The following are some best practices for using Amazon EC2 Spot Instances with Amazon EKS:

  • Don't use Spot Instances for long-running jobs or stateful applications.
  • Use managed node groups with Spot Instances.
  • Add multiple instance types to node groups.
  • Use the AWS Node Termination Handler (NTH) for self-managed node groups.

Resolution

Don't use Spot Instances for long-running jobs or stateful applications

The short lifespan of a Spot Instance can cause unwanted terminations to long-running jobs. It can also affect stateful applications because stateful applications can't tolerate shutdowns. Instead, use On-Demand Instances for long-running jobs.

Use managed node groups with Spot Instances

You can set the capacity type of a managed node group as spot. The managed node group then configures an Auto Scaling group to use EC2 Auto Scaling Capacity Rebalancing. When EC2 Auto Scaling Capacity Rebalancing is activated and a Spot node receives a rebalance recommendation, Amazon EKS tries to replace the Spot node.

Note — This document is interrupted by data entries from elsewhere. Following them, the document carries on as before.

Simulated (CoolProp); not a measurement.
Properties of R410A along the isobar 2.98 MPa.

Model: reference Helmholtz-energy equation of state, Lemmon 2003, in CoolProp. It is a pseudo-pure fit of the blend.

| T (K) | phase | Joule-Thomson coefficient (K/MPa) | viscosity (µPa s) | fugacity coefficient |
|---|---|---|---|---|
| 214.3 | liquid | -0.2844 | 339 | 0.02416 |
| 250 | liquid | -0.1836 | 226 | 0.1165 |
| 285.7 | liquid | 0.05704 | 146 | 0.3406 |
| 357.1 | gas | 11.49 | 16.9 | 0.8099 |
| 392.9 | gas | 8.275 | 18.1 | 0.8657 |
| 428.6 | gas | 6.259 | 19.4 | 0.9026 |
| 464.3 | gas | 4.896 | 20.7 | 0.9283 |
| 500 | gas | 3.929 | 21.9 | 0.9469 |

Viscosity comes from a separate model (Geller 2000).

After the new Spot node is ready, Amazon EKS separates and drains the previous Spot node. This can help reduce the risk of corrupted Amazon Elastic Block Store (Amazon EBS) volumes or interrupted database connections.

Add multiple instance types to node groups

Every Spot Instance pool consists of an unused EC2 instance capacity for a specific instance type in a specific Availability Zone. When a node group tries to provision a new node, the node group uses one of the instance types that's defined in its configuration. If the instance type doesn't have Spot capacity in any Availability Zone, then the node group fails to scale and becomes degraded.

To avoid this issue, increase the number of similar instance types in the node group.

For example, you have an m5.large (2 vCPU/8 GiB RAM) instance type. Add instances with the same vCPU and RAM values, such as m5a.large, m5n.large, and m4.large.

Use AWS the NTH for self-managed node groups

The AWS Node Termination Handler (NTH), from the GitHub website, is deployed to an Amazon EKS cluster as a deployment or DaemonSet. The NTH adds capabilities to self-managed node groups that they lack. The handler detects and appropriately responds to Amazon EC2 maintenance events, Spot interruption notices, Auto Scaling group scale-in events, and Availability Zone rebalances. Use the Queue Processor option to add every NTH feature to the self-managed node group.

Use Karpenter to manage Spot Instances

Karpenter is an open-source cluster autoscaler that automatically provisions new nodes in response to unschedulable pods. Karpenter also has features to scale in and consolidate nodes to reduce waste and cost. It uses the capacity-optimized-prioritized allocation strategy to provision EC2 instances.

Karpenter uses all the EC2 instance types that are available in an Amazon EKS cluster's AWS Regions and Availability Zones to optimize Spot Instances. You can use Karpenter with the EC2 Instance Selector tool to generate a list of instance types that match specific compute requirements. By using a diverse set of instance types, you can reduce the risk of insufficient capacity errors. It's also a best practice to spread instances across different Availability Zones to use different Spot pools.

For more information about Karpenter best practices and limitations, see Karpenter best practices on GitHub.

Important: Karpenter currently lacks the ability to handle the two-minute warning for the Spot Interruption Termination Notice (ITN). To address this, you can install the NTH to gracefully cordon and drain spot nodes when they're interrupted.